The Republic of Indonesia is the largest archipelago in the world comprising 17,508 large and small tropical islands fringed with white sandy beaches. Over 11,000 islands are still uninhabited and a number even still unnamed. The archipelago stretches for 5,150 km between the continents of Australia and Asia, between the Pacific and Indian Oceans straddling the Equator.

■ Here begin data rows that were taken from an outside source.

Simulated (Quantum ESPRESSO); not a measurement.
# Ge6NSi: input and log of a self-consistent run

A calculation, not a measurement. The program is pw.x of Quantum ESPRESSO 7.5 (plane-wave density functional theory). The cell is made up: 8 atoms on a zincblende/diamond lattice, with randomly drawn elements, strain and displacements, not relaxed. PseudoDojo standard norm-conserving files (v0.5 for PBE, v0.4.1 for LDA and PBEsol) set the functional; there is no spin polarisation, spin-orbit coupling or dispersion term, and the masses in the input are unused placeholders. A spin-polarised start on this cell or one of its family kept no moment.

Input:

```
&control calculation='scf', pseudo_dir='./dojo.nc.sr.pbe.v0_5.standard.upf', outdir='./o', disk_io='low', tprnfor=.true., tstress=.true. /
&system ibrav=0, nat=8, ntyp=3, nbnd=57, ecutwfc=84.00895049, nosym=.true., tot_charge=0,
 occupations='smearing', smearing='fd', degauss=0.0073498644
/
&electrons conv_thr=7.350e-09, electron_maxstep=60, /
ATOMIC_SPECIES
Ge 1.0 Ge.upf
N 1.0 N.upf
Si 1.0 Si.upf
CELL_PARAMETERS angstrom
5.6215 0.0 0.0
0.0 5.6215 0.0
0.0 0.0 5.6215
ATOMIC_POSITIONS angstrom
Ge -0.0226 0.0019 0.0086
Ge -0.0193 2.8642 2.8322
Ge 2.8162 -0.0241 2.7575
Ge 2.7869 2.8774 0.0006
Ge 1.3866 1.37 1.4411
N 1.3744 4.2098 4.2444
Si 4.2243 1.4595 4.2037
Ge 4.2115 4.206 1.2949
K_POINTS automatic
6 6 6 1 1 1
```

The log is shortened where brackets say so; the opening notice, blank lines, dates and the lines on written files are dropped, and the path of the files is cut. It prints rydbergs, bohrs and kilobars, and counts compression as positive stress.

Because of Indonesia’s location and geology, the country is blessed with a diverse landscape. There are fertile rice-lands on Java and Bali, luxuriant rain-forests in Sumatra, Kalimantan and Sulawesi. Savannah grasslands preside over the Nusatenggara islands and the snow-capped peaks can be found on the mountains of West Papua. Indonesia has many unexplored islands with grand mountain views, green rain-forests, rolling waves to surf and deep blue pristine seas. There are a number of unique flora and fauna indigenous to Indonesia such as the “orang utan”, Komodo Dragon, one-horned Rhino, wild oxen and even tigers!
Tropical climate which varies according to region. Average temperatures between 26˚C-28˚C. As Indonesia spans over such a large area seasonality and climate can differ.
Bali: Dry season is May to September. Wet season is October to April.
Manado: No real dry season, the rainy season is between November to June with rain decreasing between July and October.
Komodo: Dry season is June to September and wet season is December to March.
We recommend light, casual clothing. Remember to dress conservatively outside of your hotel or resort, swimwear is not allowed in public. Women should take care to observe a stricter dress code in Muslim areas, ensuring legs and shoulders are covered.
Indonesia forms one corner of the Coral Triangle, which is the epicentre of the world’s marine biodiversity. With 20% of the world’s coral reefs, it is one of the ultimate scuba diving destinations. Some dive destinations are situated in marine conservation parks.
There are over 3,000 fish species and 600 species of coral. The diving is diverse with steep walls, deep-water trenches, underwater volcanic mountains, World War II wrecks, pelagic life, an endless variety of macro life and extraordinary muck diving.
Many destinations have excellent land-based diving, while some remote areas are best approached by liveaboard.
You can dive in Indonesia year round, however conditions will vary in the different regions throughout the year. Generally, the best dive conditions are from April to November outside of the wet season. Please check the details for each region’s dive seasons / conditions individually.
Critter diving of Lembeh Strait, pelagics of Komodo National Park, diversity and corals of Raja Ampat, mola mola, and the SS Liberty wreck in Bali. There’s something for everyone.